A mill had been constructed to handle 300 tons of ore a day at the Montgomery Shoshone mine. The mine had become nationally known because Bob Montgomery once boasted he could take $10,000 a day in ore from the mine. It was later owned by Charles Schwab, who purchased it in 1906 for a reported 2 to 6 million dollars. Three railroads served the town.
The financial panic of 1907 took a toll on Rhyolite and this was the beginning of the end for the town. The second school was finished just as people began moving out and on. In the next few years mines started closing and banks failed. Newspapers went out of business, and by 1910 the production at the mill had slowed to $246,661 and there were only 611 residents in the town from a high of 8,000. In 1911 the directors voted to close down the Montgomery Shoshone mine and mill. In 1916 the light and power were finally turned off in the town.
Today we could see several remnants of Rhyolite’s glory days. Some of the walls of the three story bank building are still standing, as is part of the old jail. The train depot (privately owned) is one of the few complete buildings left in the town, as is the Bottle House. The Bottle House was restored by Paramount pictures for a Douglas Fairbanks movie in 1925. Ghost towns in remote spots appeal to artists and one came here from Belgium and built a series of statues out of a material that looks like white plastic. I thought they looked like the ghosts of the old residents of Rhyolite, but a set of twelve was labeled The Last Supper.

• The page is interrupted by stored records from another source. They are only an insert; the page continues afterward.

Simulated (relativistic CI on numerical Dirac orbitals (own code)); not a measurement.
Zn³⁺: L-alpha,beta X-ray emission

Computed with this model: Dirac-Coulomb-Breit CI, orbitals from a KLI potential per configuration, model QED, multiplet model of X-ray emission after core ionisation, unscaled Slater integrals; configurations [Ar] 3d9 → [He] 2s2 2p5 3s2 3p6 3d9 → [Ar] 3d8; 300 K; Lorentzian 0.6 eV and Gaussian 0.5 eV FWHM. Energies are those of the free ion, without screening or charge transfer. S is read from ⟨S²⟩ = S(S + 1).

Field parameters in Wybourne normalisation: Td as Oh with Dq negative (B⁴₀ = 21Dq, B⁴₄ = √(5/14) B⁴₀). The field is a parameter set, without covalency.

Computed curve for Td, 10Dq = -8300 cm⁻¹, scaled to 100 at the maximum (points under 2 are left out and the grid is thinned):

When we stopped for lunch at a less ghostly town nearby, the proprietor encouraged us to stop at Ash Meadows National Wildlife Refuge on our way back. We have felt skeptical about the origin of the supposedly natural lake in our campground and we were astonished to see how much water was gushing out of the ground at Ash Meadows in the middle of the Mojave Desert. Early settlers tried to harness the water and grew cotton and alfalfa there. In the 1980’s a real estate development tried to build a 30,000 home community there and they were stopped by the lowly pupfish. The gushing water comes from an underground aquifer that never would have provided enough water for 30,000 homes, but did create a unique ecosystem that was being destroyed by the construction bulldozers. The tiny pupfish live in few other places and conservationists pleaded its case and won. In 1984 the wildlife refuge was created, but it took years to restore the land and reestablish the environment. A magnificent visitor center was recently opened and boardwalks brought us to a few spots where the water was flowing at 2,800 gallons/minute. The refuge includes a deep cave called the Devils’ Hole where divers have submerged almost 500 feet and have not found the bottom. Apparently the drought and draining of other aquifers in California have not affected this area.